Back to the Bar

New Month, New Sport, New Goals

A month ago I ran the London Marathon. Didn’t enjoy it; see my account here. That’s two major marathons inside twelve months: New York in November 2025, then my recent ramble around East London.

Somewhere around mile sixteen of the second one, cranky taped knee, counting down the fifteen minute run intervals, I knew I was done with the distance. In Central Park last year, I said “Doing another” as soon as I crossed the line. On Pall Mall, I crossed the line and said “Never again.” And I meant it, both times.

But I’m not done with hard things. I’m done with that particular hard thing. There’s a moment in any long pursuit where you stop asking whether you can and start asking whether you still want to, and the honest answer to the second question was no.

So I flipped. From the road to the gym floor. From measuring myself in hours and minutes to measuring myself in kilos pulled off the ground. Next challenge: the deadlift over 60.

Pivot, Not Retreat

I want to be clear about what kind of pivot this is, because it would be easy to read it as retreat. The marathon got hard on my knees, so I went and found something gentler. That’s not it. I could run another marathon. I could probably do an ultra, and indeed toyed with that idea for a while. But I don’t want to, it’s a conscious and well thought through decision, not an impulse.

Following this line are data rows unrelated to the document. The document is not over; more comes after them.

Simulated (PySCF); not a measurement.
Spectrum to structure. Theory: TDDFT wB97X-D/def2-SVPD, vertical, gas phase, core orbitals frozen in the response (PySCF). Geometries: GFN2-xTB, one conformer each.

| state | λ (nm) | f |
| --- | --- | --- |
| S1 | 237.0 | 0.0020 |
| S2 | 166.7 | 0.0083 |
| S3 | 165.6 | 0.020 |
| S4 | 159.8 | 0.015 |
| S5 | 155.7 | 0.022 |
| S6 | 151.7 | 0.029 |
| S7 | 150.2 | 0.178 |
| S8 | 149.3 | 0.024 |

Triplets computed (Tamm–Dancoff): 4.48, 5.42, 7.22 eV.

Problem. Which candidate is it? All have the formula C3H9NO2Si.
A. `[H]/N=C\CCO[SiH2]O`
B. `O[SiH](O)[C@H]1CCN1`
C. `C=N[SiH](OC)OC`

I’m going to the weight room now. Strength work isn’t the soft option. The deadlift over 60 is no pushover. It’s a different discipline with its own brutality, just compressed. A marathon punishes you for hours. A heavy single punishes you for seconds, but it asks for everything in those seconds, and there’s nowhere to hide. You either lock it out or you don’t. Head swimming, feeling dizzy, the whole gig.

The lift I’ve chosen as my measuring stick is the deadlift. Straight Olympic bar, conventional stance, the bar pulled clean from the floor to a standing lockout. No trap bar, no straps doing the gripping for me, no machinery. Just the oldest test there is: can you pick the heavy thing up?

People ask why the deadlift and not the squat or the bench. There’s an honest version and a true version, and they’re both worth saying.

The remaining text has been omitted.